So when Valentine’s Day rolls around, it’s easy to be skeptical of its origins. Particularly when each year we are smashed with advertising for heart-shaped boxes of Russell Stover chocolates, diamond-clad jewelry, and red-and-white floral arrangements delivered by your local florist. You don’t need to be Fox Mulder to think there’s some kind of conspiracy afoot to separate you from the money in your bank account.

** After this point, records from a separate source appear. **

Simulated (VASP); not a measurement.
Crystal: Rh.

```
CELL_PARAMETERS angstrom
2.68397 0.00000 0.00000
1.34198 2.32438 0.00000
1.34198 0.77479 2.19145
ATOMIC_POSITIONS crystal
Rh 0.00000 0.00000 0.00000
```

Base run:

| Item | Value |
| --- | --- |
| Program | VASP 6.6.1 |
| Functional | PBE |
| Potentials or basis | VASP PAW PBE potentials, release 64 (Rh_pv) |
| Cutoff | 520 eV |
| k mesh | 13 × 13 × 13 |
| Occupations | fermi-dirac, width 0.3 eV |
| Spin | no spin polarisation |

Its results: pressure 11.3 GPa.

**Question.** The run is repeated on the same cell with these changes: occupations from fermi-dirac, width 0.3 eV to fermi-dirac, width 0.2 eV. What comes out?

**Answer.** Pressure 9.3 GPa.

And there is evidence to support the idea that Valentine’s Day is a commercial construct; we simply need to look at the numbers. For example, this year, it’s expected that Valentine’s Day celebrations will generate almost $19 billion in economic activity, or $142.31 for the average American, according to the National Retail Federation. Spending will be the heaviest among those ages 25 to 34, with more than half of respondents reporting that they plan on buying candy and more than a third saying they are going to buy flowers and spend money on a special night out.

“It’s encouraging to see consumers show interest in spending on gifts and Valentine’s Day-related merchandise,” said Matthew Shay, the NRF’s CEO, per Mediapost. “And a good sign for consumer sentiment as we head into 2015.”

With that kind of data on hand, we can clearly say that Valentine’s Day is a big moneymaker for a handful of industries. In an article from last year, Business Insider dug into the numbers to see which specific companies were responsible for really giving Valentine’s Day wings, and there are some names populating the list that wouldn’t come as much of a surprise to most people. Tiffany & Co., Hershey’s, Victoria’s Secret, and others are only a few, but there are also other peripheral organizations that use holidays to boost profitability, like the U.S. Postal Service.

Even with an obvious profit motivation, is there any other evidence that holidays like Valentine’s Day were fabricated by commercial powers? Not exactly. You could say that the holiday itself has been overly commercialized, much like Christmas or Halloween. But Valentine’s Day is not a complete fabrication put together by the royalty of the floral industry, chocolate barons, or the menacing diamond overlords from De Beers. Instead, the real history of the holiday can be traced all the way back to ancient Rome.

NPR dove into the extensive history of the holiday in a 2011 article and found that the true roots of Valentine’s Day go all the way back to a Roman celebration called Lupercalia, which occurred annually from February 13 to 15. As a part of a bizarre fertility ceremony, men would sacrifice dogs and goats, skin them, then whip women with the hides. Further along in history, Roman Emperor Claudius II had two men named Valentine executed on February 14 — both of whom were martyred by the Catholic church — giving us the name St. Valentine’s Day.

Further into the future, the holiday gained popularity as people began exchanging handmade cards, or valentines, and gifts. Finally, Valentine’s Day took its true commercial form in the early 20th century, when Hallmark started mass-producing said cards, kicking off the modern love fest that we know today. As we can see, the history is quite expansive, but the overt and crass commercialization of Valentine’s Day is little more than a century old.

We’ve come a long way from animal sacrifices and executions, but Valentine’s Day is still a very big deal for a huge number of people. Nineteen billion in spending doesn’t lie. Even as many take a cynical approach to the holiday, it’s big business, and many industries rely on the annual spike in sales to keep their businesses going. So feel free to remove your tinfoil hat and enjoy some chocolate, armed with the knowledge that the origin of Valentine’s Day is more about sacrifice than about inventing a way to bolster flower sales.